53 Where the value for duty of goods is not appraised under sections 48 to 52, it shall be appraised on the basis of

(a) a value derived from the method, from among the methods of valuation set out in sections 48 to 52, that, when applied in a flexible manner to the extent necessary to arrive at a value for duty of the goods, conforms closer to the requirements with respect to that method than any other method so applied; and

(b) information available in Canada.

POSITIONS OF THE PARTIES

[25] Pier 1 argues that the DVM is inapplicable in the case at issue, as the preponderance of goods at Pier 1 stores are sold more than 90 days after importation, and most often for less than the suggested retail price. Accordingly, the importations would not satisfy the requirements of section 51. Pier 1 also added that the different systems it used to manage accounting and inventory were not designed to compile the information necessary to apply the DVM. [15]

[26] With respect to the terms of the Settlement Agreement, Pier 1 has indicated that during the period under review, there had been no material changes to its business operations in Canada that would have required notifying the CBSA. [16] Similarly, Pier 1 believes that the intent of the Settlement Agreement should continue to apply, regardless of the exact value used for the mark-up of its WLC. [17] Pier 1 maintains that the FCVM, as it has been used to date, represents a fair approximation of the VFD of the goods at issue at the time of importation. [18]

[27] The CBSA argues that the CVM is not a reliable method for valuing the goods at issue as Pier 1 is not the producer of the goods and would not have access to the relevant information on the cost of producing or processing the goods. [19] The CBSA suggests that Pier 1 maintains data that would allow it to apply a strict version of the DVM or, at a minimum, an FDVM, using Pier 1’s retail sales price as the basis for valuing goods and proceeding to request adjustments as the imported items were sold. [20] The CBSA further submits that a FDVM would require fewer modifications than a FCVM and should therefore be preferred.

ANALYSIS

Application of section 53 of the Act and Pier 1’s agreement with the CCRA

[28] Contrary to some of the assertions made by the CBSA, and based on its own admission, the Tribunal finds that the evidence presented in the Agreed Statement of Facts does not permit a strict application of either the DVM or the CVM to the goods at issue. [21] The evidence tendered by Pier 1 before the Tribunal, and uncontroverted by the CBSA, is that Pier 1 stores carried between 7,000 and 10,000 unique, imported products during the period under review and that, among a sample of products taken, it took, at minimum, between 112 and 143 days to sell those products, most often at a price below the suggested retail sales price. [22]

[29] As Pier 1 is not the producer of the goods at issue, a strict application of the CVM would not be possible in the circumstances. Similarly, as the goods are unique, are not appraised upon entry into Canada and are not generally sold within 90 days of importation, a strict application of the DVM would not be applicable either.

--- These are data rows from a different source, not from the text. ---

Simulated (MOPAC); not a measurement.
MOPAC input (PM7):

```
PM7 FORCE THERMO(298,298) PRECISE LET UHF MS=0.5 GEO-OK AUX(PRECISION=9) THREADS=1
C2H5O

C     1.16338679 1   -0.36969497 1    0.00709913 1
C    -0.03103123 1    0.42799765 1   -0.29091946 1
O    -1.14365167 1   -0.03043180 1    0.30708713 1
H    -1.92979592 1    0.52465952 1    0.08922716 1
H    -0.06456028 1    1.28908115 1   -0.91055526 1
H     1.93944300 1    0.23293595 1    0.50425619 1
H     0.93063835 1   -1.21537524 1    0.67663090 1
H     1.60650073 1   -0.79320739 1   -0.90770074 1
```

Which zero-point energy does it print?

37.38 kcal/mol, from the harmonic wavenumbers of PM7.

[30] Given that neither the CVM nor the DVM, as they are set out under the Act, may be applied in the circumstances, it would follow that recourse to the residual method of valuation contained at section 53 must apply. As discussed above, this residual method requires that goods be appraised based on:

(a) a value derived from the method, from among the methods of valuation set out in sections 48 to 52, that, when applied in a flexible manner to the extent necessary to arrive at a value for duty of the goods, conforms closer to the requirements with respect to that method than any other method so applied; and

(b) information available in Canada. [23]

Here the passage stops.